The St. Louis Blues had one of the best offseasons in the league when they managed to acquire Ryan O’Reilly, Tyler Bozak, David Perron with in the first few days of the start of free agency. The fact they were able to add those players without mortgaging their future prospects, make their offseason that much more successful. However, when the team signed winger Patrick Maroon to a one-year, $1.75MM deal, the team really looked at their offseason as a roaring success.

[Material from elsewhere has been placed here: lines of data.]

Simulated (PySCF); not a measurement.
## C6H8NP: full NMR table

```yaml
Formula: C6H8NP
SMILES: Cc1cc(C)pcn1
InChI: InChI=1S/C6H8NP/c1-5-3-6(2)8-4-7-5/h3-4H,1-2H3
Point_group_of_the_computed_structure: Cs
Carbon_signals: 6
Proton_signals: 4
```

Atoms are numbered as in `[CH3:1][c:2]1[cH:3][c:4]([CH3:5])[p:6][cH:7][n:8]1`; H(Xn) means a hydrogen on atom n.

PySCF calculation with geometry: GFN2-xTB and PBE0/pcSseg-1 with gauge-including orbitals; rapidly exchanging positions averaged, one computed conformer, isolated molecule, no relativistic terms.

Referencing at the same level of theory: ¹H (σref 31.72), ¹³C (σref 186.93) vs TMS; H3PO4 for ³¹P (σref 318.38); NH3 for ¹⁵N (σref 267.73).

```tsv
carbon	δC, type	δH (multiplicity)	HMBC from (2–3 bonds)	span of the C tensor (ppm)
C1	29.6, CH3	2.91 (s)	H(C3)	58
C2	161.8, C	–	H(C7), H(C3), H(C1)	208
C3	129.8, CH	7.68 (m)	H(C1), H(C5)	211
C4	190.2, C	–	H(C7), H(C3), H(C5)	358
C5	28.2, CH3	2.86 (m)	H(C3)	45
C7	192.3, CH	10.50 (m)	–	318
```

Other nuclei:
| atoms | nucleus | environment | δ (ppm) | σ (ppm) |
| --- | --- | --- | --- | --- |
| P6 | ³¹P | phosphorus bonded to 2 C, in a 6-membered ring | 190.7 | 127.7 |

Maroon, who opted to give up both money and term so he could sign with his home-town Blues, could easily have gotten both elsewhere. Maroon, who made $2MM last year, has scored 44 goals in the past two years, making the 6-foot-3 physical forward an excellent, inexpensive addition. However, the St. Louis Post-Dispatch’s Jeff Gordon writes don’t be surprised if Maroon gets an extension before the 2018-19 season ends. It’s likely the team will give him that deserved money and term when the team’s salary cap situation improves next season.
A lot of that will depend on how Maroon plays next season. The 30-year-old will likely find himself on the team’s third line, which could prove challenging to put up big numbers in. However, with his experience and ability to play along with top-line talent like he did alongside Connor McDavid in Edmonton, Maroon could easily find himself in a top-six role if injuries develop or lines don’t produce like the team hopes.
- In a mailbag segment, the Tennessean’s Adam Vingan writes that he wonders whether the Nashville Predators insistence on not including no-movement clauses is what’s hurting the team from signing top free agents to their team. In fact, the scribe wonders whether the team can keep that policy up when it comes to re-signing defenseman Ryan Ellis. The problem with refusing to include no-movement clauses into contracts is that players will often take less money to stay with the Predators due to the lack of a state tax in Tennessee. However, the issue that many players have is that if the team trades them and the player then doesn’t receive the tax benefits. Only goaltender Pekka Rinne has a no-movement clause.
- Mark Lazerus of The Chicago Sun-Times writes that despite the team lack of success when bringing back former Stanley Cup Champions to their lineup, the acquisition of Marcus Kruger is a minimal risk. The veteran forward, who was acquired in the Marian Hossa deal with the Arizona Coyotes, is in the last year of a three-year, $9.25MM deal in which he will only cost them $2.775MM against the cap. The forward struggled in Carolina last year, posting just six points in 48 games and played some time in the AHL as well. However, it turns out he played most of the season with a sports hernia injury. At just 28 years of age, the team should be thrilled if they can get some quality minutes out of him on the team’s fourth line.